> On Jan 23, 2008, at 6:39 AM, Andreas Ericsson wrote:
>> Marko Kreen wrote:
>>> On 1/23/08, Andreas Ericsson <ae@op5.se> wrote:
>>>> Dmitry Potapov wrote:
>>>>> On Wed, Jan 23, 2008 at 09:32:54AM +0100, Andreas Ericsson wrote:
>>>>>> The FNV hash would be better (pasted below), but I doubt
>>>>>> anyone will ever care, and there will be larger differences
>>>>>> between architectures with this one than the lt_git hash (well,
>>>>>> a function's gotta have a name).
>>>>> Actually, Bob Jenkins' lookup3 hash is twice faster in my tests
>>>>> than FNV, and also it is much less likely to have any collision.
>>>>>
>>>> >From
http://burtleburtle.net/bob/hash/doobs.html
>>>> ---
>>>> FNV Hash
>>>>
>>>> I need to fill this in. Search the web for FNV hash. It's faster
>>>> than my hash on Intel (because Intel has fast multiplication), but
>>>> slower on most other platforms. Preliminary tests suggested it has
>>>> decent distributions.
>>> I suspect that this paragraph was about comparison with lookup2
>>
>>
>> It might be. It's from the link Dmitry posted in his reply to my original
>> message. (something/something/doobs.html).
>>
>>> (not lookup3) because lookup3 beat easily all the "simple" hashes
>>
>> By how much? FNV beat Linus' hash by 0.01 microseconds / insertion,
>> and 0.1 microsecons / lookup. We're talking about a case here where
>> there will never be more lookups than insertions (unless I'm much
>> mistaken).
>>
>>> If you don't mind few percent speed penalty compared to Jenkings
>>> own optimized version, you can use my simplified version:
>>>
>>>
http://repo.or.cz/w/pgbouncer.git?a=blob;f=src/hash.c;h=5c9a73639ad098c296c0be562c3457...
>>>
>>
>> I don't, but I don't care that deeply either. On the one hand,
>> it would be nifty to have an excellent hash-function in git.

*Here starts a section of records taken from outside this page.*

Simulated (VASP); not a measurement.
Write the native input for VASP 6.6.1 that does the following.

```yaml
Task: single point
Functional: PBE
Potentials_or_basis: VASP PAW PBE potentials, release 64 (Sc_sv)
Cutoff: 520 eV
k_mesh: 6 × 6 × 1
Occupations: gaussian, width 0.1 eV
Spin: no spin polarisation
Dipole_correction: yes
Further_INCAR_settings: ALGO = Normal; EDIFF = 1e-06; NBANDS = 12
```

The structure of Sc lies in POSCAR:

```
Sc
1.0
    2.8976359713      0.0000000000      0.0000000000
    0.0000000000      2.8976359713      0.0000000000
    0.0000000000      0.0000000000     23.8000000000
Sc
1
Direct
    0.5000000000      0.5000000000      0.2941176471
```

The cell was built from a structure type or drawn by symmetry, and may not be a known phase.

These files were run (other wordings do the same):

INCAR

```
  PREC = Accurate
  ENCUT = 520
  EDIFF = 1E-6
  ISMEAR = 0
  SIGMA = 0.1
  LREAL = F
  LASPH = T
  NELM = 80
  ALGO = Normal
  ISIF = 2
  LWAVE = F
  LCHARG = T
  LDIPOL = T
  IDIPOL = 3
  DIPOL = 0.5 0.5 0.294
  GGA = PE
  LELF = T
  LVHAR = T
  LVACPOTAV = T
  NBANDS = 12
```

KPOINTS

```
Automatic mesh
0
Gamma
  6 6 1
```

>> On the other hand, it would look stupid with something that's
>> quite clearly over-kill.
>>
>>> It works always with "native" endianess, unlike Jenkins fixed-endian
>>> hashlittle() / hashbig(). It may or may not matter if you plan
>>> to write values on disk.
>>> Speed-wise it may be 10-30% slower worst case (in my case sparc-classic
>>> with unaligned data), but on x86, lucky gcc version and maybe
>>> also memcpy() hack seen in system.h, it tends to be ~10% faster,
>>> especially as it does always 4byte read in main loop.
>>
>> It would have to be a significant improvement in wall-clock time
>> on a test-case of hashing 30k strings to warrant going from 6 to 80
>> lines of code, imo. I still believe the original dumb hash Linus
>> wrote is "good enough".
>>
>> On a side-note, it was very interesting reading, and I shall have
>> to add jenkins3_mkreen() to my test-suite (although the "keep
>> copyright note" license thing bugs me a bit).
>
> Would you, for completeness' sake, please add Tcl and STL hashes to your
> test suite?